Difference between applying a function() to list() and to new.env()?

Question

Why do I get two different results if I print x$val? I get that the first one is a list and the second is an environment, but I do not understand what makes the result of x$val from the second chunk = NA

x <- list()
x$val <- 1
myfun <- function(x) {x$val <- x$val + NA} 
myfun(x)
x$val
##[1] 1

x <- new.env()
x$val <- 18
myfun <- function(x) {x$val <- x$val + NA} 
myfun(x)
x$val
##[1] NA

Two things, `1 + NA` is just `NA` and same for `18 + NA`. So in the second function it makes sense to output `NA`, but in the first function it also generates `NA` but your value outside the list is not updated due to environment. If you use `x$val <<- x$val + NA` you will see it updates the value with `NA` as well. — Merijn van Tilborg, Feb 02 '22 at 11:59
Because you haven't assigned the return of `myfun()` to anything when passing it a list. R has no inplace assignment, thus `x` was not modified. The environment example "works" because you're doing variable assignment within an environment. The first is doing variable assignment within the function environment. — caldwellst, Feb 02 '22 at 11:59
@MerijnvanTilborg: The part of your comment about `x$val <<- x$val + NA` is correct, but a little misleading. It will always modify a variable named `x` regardless of what was passed as the argument. If the global list was named `y` and `myfun(y)` was called, `y` would remain unchanged. — user2554330, Feb 02 '22 at 12:23
I would never use `<<-` but in the scope of the expectation of the OP it is the way to do. I agree I could have been more detailed about the "why" and on "how" to do it properly without the risks as you mention. — Merijn van Tilborg, Feb 02 '22 at 12:27

score 1 · Answer 1 · answered Feb 02 '22 at 12:15

Environments are "reference objects" in R. That means that if you assign one to a new variable, changes to either copy will affect both copies. Lists are like most other objects and get copied on assignment.
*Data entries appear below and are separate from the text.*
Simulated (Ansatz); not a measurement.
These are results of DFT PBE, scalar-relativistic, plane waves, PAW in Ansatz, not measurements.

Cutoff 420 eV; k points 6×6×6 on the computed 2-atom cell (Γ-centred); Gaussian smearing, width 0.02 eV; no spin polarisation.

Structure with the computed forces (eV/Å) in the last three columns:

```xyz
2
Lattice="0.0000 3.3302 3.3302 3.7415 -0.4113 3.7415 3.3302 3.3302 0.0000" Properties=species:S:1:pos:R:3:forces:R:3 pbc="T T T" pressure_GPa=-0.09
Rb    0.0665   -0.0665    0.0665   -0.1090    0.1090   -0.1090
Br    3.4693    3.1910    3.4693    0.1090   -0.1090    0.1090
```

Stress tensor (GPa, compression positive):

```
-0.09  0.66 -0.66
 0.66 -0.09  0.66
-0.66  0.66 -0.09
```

So in your first example, myfun(x) makes a separate copy of the list x, and works on that in the function. It has no effect on the global variable x.

In your second example, myfun(x) makes a new reference to the environment x, and works on that in the function. That affects the original variable as well.

G. Grothendieck · Accepted Answer · 2022-02-02T14:55:08.970

There are several issues here:

Return value A function returns the value of the last statement executed and in this case both instance of myfun return x$val which is NA (adding NA to any number gives NA) so they do return the same value.
Copy on modify If an object such as x is modified in a function the function creates a copy of the object and then modifies the copy. The original object outside the function is not changed.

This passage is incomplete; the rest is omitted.